| Re: Microsoft Taking Official Petitions to Keep XP Alive
"Mike Hall - MVP" <mikehall@remove_mvps.com> wrote in message
news:OpeRDj%23wIHA.4772@TK2MSFTNGP03.phx.gbl...
>> Mind you, Vista is a bad batch of soup, the best place is the garborator.
>
> You people don't give up easily, do you. This argument has been raging for
> years, but only at user level mainly because users don't understand the
> whole picture.
Most people who spend $1000 for a nice system for home don't know how to
replace or dual boot and install another OS. They just assume the OS is a
native part of the computer. WinMe, I gave it about the same amount of time.
I gave OS2 about the same too. Loved OS2, but the driver support was just
too bad for it to be useful. And I get calls from non-tech friends and
relatives, unanimous, Vista is not the best.
Users (technical or not) understand the _full_ picture absolutely. For
without users, there would be absolutely no need for Microsoft. Microsoft
is in a false sense of security because of the monopoly position with PC
vendors, but with Eee PC (Linux) and a hoard of new systems like it the base
is crumbling.
Problem is Redmond wants to lead myopically and push customers, not service
their needs. They want to pump profits in a commodity market by fast
regurgitation of old tech making it unstable. And are now failing. It will
be slow to start, like the mainframe. But Microsoft zenith has passed if
they don't change course fast.
People are tired of the crash learn of big changes. If they have to, it had
better be cheap.
Businesses are balking at the fast expensive refresh cycle. They expect a
2-3 year old device to work with a PC today. This is NOT unreasonable.
Would you buy a car you couldn't get tires or spare parts for in as little
as 3 years? Or a car that needed a major over haul every 3 years? This is
why many businesses still run W2000.
Software, including the OS needs to be a series of smaller, more planned and
evolutionary steps. Vista is a complete failure in this regard. Thus,
continuous improvement of unfinished Vista is improbable. Just minimal
patchwork. It is in "maintenance" mode while everyone runs off to Win 7.
A few suggestions to Microsoft:
We know you know your software market has hits it's elasticity of growth in
dollars and cents. Software, including the OS is now going to follow
hardware as a commodity item. Microsoft aught to gear for this now, and not
wait for 4 quarters of declining revenue to hear the wake up call.
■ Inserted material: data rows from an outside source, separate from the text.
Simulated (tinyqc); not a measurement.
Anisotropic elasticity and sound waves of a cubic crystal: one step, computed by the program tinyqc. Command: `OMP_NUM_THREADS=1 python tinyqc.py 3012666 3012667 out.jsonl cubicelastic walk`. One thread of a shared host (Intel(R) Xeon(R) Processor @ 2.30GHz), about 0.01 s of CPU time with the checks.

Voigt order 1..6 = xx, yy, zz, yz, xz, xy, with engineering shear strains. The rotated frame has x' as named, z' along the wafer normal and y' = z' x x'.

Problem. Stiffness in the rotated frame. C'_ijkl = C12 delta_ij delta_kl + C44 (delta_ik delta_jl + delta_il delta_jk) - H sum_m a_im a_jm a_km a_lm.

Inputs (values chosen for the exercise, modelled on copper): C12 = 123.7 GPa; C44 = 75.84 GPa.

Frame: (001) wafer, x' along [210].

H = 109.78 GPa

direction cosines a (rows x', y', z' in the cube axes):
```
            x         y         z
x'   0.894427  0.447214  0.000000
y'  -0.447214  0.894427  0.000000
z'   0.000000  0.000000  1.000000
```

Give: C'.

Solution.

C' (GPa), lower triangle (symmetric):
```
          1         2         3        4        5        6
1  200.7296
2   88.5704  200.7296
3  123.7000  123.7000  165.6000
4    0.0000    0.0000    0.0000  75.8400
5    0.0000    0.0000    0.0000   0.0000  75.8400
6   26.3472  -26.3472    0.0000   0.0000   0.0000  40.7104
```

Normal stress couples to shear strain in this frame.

Evolve the OS with compatibility in mind, perhaps on a subscription basis.
But don't expect $300/3 years for Vista. It needs to be like $20/year tops.
When you buy a PC it is prepaid for 3 years, like a car warranty. Ditto
MS-Office. Only rich fools go out and buy the full MS-Office ultimate.
Let the user chose, loose the WeSaySo corporation attitude. Users know what
they want. This means XP will not die until the users don't want it any
more. Even Ford still makes a Taurus. And due to it's popularity and
longevity, I can still get parts for it 12 years later.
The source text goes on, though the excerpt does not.